# Gradient-based feature extraction from event windows

This notebook implements a standalone pipeline that reloads the per-event windows saved by the segmentation workflow, detects the onset/offset of each event from the filtered trace, and integrates the corresponding baseline-corrected raw signal.

## Workflow overview

1. **Load event windows** from the JSON files generated during screening.
2. **Pre-process the filtered trace** with a rolling mean and use its gradient to highlight transition points.
3. **Locate event boundaries** by thresholding the gradient magnitude.
4. **Reuse the stored baseline** for the window.
5. **Integrate the raw trace** above the baseline between the detected bounds.
6. **Persist derived features** for downstream analysis.
7. **Perform quality checks** by plotting selected events.

In [None]:
# Imports
from __future__ import annotations

import json
from pathlib import Path
from typing import Dict, Iterable, List, Optional, Tuple

import numpy as np
import pandas as pd
import matplotlib.pyplot as plt

from screening_sample_ssd import get_data_folders

In [None]:
# Configuration
DATA_PATH = Path('/Users/hugo/MOLECL/Molecl_data_H')  # Root directory or JSON file with event windows
OUTPUT_PATH = Path('feature_metrics.csv')

if not DATA_PATH.exists():
    raise FileNotFoundError(
        f"Expected event window data under {DATA_PATH}. Please update DATA_PATH before running the notebook."
    )

In [None]:
def _contains_baseline_segment(path: Path) -> bool:
    parts = [part.lower() for part in path.parts]
    return any('baseline' in part for part in parts)


def discover_event_files(data_path: Path) -> List[Path]:
    if data_path.is_file():
        return [data_path]

    if data_path.is_dir():
        event_files: List[Path] = []
        combined_here = data_path / 'combined_peaks_data.json'
        if combined_here.exists():
            event_files.append(combined_here)

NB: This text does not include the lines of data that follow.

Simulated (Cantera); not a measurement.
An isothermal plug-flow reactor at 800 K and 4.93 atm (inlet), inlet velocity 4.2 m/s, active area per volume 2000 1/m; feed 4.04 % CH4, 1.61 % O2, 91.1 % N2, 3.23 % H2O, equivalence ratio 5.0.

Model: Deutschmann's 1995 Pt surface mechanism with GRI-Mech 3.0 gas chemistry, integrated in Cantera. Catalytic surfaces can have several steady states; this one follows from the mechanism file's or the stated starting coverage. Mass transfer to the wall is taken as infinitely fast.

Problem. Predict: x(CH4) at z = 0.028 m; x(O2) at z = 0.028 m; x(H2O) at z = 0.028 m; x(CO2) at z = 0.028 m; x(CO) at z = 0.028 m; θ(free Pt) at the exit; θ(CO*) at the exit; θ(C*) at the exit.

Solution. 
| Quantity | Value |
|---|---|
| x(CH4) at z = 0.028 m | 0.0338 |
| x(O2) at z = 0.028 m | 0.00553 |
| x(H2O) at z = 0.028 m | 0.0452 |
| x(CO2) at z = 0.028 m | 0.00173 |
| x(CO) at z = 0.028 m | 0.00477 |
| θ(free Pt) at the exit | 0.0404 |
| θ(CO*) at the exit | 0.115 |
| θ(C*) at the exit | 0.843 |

        candidate_dirs: List[Path] = []
        try:
            candidate_dirs.extend(Path(folder) for folder in get_data_folders(str(data_path)))
        except Exception:
            candidate_dirs.extend(path for path in data_path.iterdir() if path.is_dir())

        seen_dirs = set()
        for folder in candidate_dirs:
            folder = Path(folder)
            if folder in seen_dirs or not folder.exists():
                continue
            seen_dirs.add(folder)
            if _contains_baseline_segment(folder):
                continue

            combined = folder / 'combined_peaks_data.json'
            if combined.exists():
                event_files.append(combined)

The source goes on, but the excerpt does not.